Gerang Asam (Spicy & Sour Fish Curry): Malacca Nyonya Cuisine


Nyonya Ikan Asam Pedas quite often appears on my weeknight dinner (thanks to my mama’s frozen curry paste). I know I still owe you readers the recipe.. coming soon 🙂 I got intrigued to try a similar Nyonya dish – Gerang Asam  (Spicy & Sour Fish Curry), also a popular Malacca Nyonya dish. This recipe is from “Nyonya Kitchen”, the cookbook by a Baba Nyonya descendant, who is none other than Chef Florence Tan. She has been teaching & promoting Nyonya cuisine for 50 years.
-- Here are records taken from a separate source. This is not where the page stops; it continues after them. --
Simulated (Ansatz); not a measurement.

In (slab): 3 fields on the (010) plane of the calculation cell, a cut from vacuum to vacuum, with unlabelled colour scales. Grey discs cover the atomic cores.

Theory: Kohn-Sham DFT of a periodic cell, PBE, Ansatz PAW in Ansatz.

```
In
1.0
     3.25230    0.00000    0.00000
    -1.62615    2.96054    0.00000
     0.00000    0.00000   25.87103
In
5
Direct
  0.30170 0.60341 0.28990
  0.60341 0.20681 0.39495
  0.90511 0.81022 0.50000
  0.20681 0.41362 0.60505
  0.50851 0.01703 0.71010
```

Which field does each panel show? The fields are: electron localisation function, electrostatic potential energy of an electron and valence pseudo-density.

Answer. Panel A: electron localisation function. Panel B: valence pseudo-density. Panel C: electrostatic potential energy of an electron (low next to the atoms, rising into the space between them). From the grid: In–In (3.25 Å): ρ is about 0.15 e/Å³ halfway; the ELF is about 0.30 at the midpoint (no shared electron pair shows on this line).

Baba and Nyonya are descendants of a group of unique Chinese in the Straits Settlements, Malaya (now part of Malaysia), particularly in the state of Malacca. They refer to themselves as “Baba” because of their culture, namely through intermarriages between communities of Chinese and Malay. Over the years, many of the Baba Nyonya have also moved to Penang and Singapore.

The influence of Malay cuisine give birth to ‘Nyonya’ dishes using Malay spices, dishes such as Chicken Kapitan – a dry chicken curry; Inchi Kabin – Nyonya Fried Chicken. There is however difference in taste & recipe for the Nyonya dishes from Malacca and dishes from Penang (that I grew up eating).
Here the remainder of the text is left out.